I am so sorry, I realized what I was doing wrong already and that was my first comment ever with my GitHub so I would delete it if I even knew how. Awesome article though!

juliasilge commented 1 year ago

@ebrillcass Glad you got it working! 🙌

cujoisa commented 1 year ago

Just wanted to comment and say this was a lifesaver, thank you so much!

davidfoster24 commented 8 months ago

Hello, I came across your post and it has been very helpful in solving a challenge I am facing. However, I am looking to sort all facets in the same order, based on the frequency of the first facet. In your example above, it would be sorting all decades based on the prominence of names in the 1950s, in order to highlight the changes over time. Is this possible with the package described and/or others? Thanks!

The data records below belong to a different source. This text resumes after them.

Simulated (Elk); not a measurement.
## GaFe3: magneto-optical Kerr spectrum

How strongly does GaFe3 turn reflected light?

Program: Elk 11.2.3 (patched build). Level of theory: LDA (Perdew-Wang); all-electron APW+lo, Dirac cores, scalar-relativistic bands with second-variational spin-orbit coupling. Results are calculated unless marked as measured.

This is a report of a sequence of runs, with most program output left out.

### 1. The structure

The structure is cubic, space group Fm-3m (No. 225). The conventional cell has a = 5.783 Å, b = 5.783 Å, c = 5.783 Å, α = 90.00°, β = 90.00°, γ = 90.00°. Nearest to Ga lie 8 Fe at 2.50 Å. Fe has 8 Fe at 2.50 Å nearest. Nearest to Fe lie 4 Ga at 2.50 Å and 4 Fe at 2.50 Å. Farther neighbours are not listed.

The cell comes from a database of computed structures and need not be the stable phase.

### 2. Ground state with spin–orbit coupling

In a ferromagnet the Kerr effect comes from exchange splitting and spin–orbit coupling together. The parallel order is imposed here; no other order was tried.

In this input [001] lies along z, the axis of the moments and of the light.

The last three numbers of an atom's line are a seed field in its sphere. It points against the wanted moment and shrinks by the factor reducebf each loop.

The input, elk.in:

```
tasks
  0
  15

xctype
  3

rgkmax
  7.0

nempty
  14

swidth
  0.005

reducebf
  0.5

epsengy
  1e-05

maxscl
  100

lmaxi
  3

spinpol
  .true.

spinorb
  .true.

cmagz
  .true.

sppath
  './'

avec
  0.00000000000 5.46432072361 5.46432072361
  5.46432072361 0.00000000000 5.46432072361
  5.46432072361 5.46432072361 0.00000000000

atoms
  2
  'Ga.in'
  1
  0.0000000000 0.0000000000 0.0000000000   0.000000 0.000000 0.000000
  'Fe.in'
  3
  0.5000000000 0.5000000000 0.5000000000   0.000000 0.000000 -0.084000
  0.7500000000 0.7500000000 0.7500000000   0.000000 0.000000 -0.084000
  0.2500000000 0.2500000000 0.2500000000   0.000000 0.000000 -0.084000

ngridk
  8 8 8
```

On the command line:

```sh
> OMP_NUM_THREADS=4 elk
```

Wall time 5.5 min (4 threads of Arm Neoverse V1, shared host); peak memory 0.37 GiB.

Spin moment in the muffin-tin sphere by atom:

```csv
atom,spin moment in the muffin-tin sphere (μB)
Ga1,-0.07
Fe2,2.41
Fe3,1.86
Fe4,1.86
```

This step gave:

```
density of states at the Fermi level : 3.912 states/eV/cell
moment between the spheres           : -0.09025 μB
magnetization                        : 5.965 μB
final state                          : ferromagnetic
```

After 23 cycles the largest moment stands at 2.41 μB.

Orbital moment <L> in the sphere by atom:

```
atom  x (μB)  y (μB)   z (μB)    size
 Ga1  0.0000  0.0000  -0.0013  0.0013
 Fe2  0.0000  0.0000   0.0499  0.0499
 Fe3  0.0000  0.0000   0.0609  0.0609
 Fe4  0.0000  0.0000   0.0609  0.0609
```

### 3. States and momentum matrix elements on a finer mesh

juliasilge commented 8 months ago

@davidfoster24 You can do this with something like so, where you create the levels manually:

library(tidyverse)
library(babynames)

top_names <- babynames |>
    filter(year >= 1950,
           year < 1990) |>
    mutate(decade = (year %/% 10) * 10) |>
    group_by(decade) |>
    count(name, wt = n, sort = TRUE) |>
    ungroup()

name_levels <- top_names |> 
    filter(decade == 1950) |> 
    top_n(15) |> 
    pull(name)
#> Selecting by n

name_levels
#>  [1] "James"    "Michael"  "Robert"   "John"     "David"    "Mary"    
#>  [7] "William"  "Linda"    "Richard"  "Patricia" "Thomas"   "Susan"   
#> [13] "Deborah"  "Mark"     "Charles"

top_names |>
    group_by(decade) |>
    top_n(15) |>
    ungroup() |>
    mutate(
        decade = factor(decade),
        name = factor(name, levels = name_levels),
        name = fct_rev(name)
    ) |>
    ggplot(aes(n, name, fill = decade)) +
    geom_col(show.legend = FALSE) +
    facet_wrap(vars(decade), scales = "free_y")
#> Selecting by n

Created on 2023-10-17 with reprex v2.0.2

However, notice that in this case, many of the names in the later decades are not in the top 15 at all in the first decade and they are then converted to NA. You'll need to decide how to handle this, if it applies to your situation.

davidfoster24 commented 8 months ago

@juliasilge this was exactly what I needed! THANK YOU. I think I found a new favourite blog for data in R!

bhadrayu-22 commented 1 week ago

Hi Julia,

Thank you for your helpful article.

I followed the code example to get a plot with 2 facets - each with sorted X axes. However, previously I was supplying labels/axis text manually to my unsorted facet plot by using scale_x_discrete(labels = c(...)) and with this newer maneuver, I am unable to.

In short, if I were to use the example you provided but have the names on the X-axis instead, and wanted to supply my own abbreviations like Mike, Dave, Jamie, Linds... for Michael, David, James, Linda... (from the decade of 1950) for all facets- how would you suggest I go about that

Another example would be: If I had axis texts like Apple Ball Cat Donkey, ... and because of the reorder within function the axis texts came out to be Donkey Ball Cat Apple is there a way to supply labels like D B C A so I can have D B C A on the axes instead.

Thanks!

juliasilge commented 1 week ago

@bhadrayu-22 I would do that using fct_recode from forcats:

library(tidyverse)
library(tidytext)
data("penguins", package = 'palmerpenguins')

penguin_mass <- penguins |>
  filter(!is.na(sex)) |>
  group_by(species, sex) |>
  summarise(body_mass_g = median(body_mass_g, na.rm = TRUE)) |>
  ungroup()
#> `summarise()` has grouped output by 'species'. You can override using the
#> `.groups` argument.

penguin_mass |>
  mutate(
    species_fact = fct_recode(species, Apple = "Gentoo", Banana = "Chinstrap"),
    species = reorder_within(species_fact, body_mass_g, sex),
  ) |>
  ggplot(aes(body_mass_g, species, fill = species_fact)) +
  geom_col(show.legend = FALSE) +
  scale_y_reordered() +
  facet_wrap(vars(sex), scales = "free_y")

Created on 2024-06-24 with reprex v2.1.0

bhadrayu-22 commented 1 week ago

Hi Julia,

Thanks a lot for your quick reply!

This worked perfectly for me.

Regards,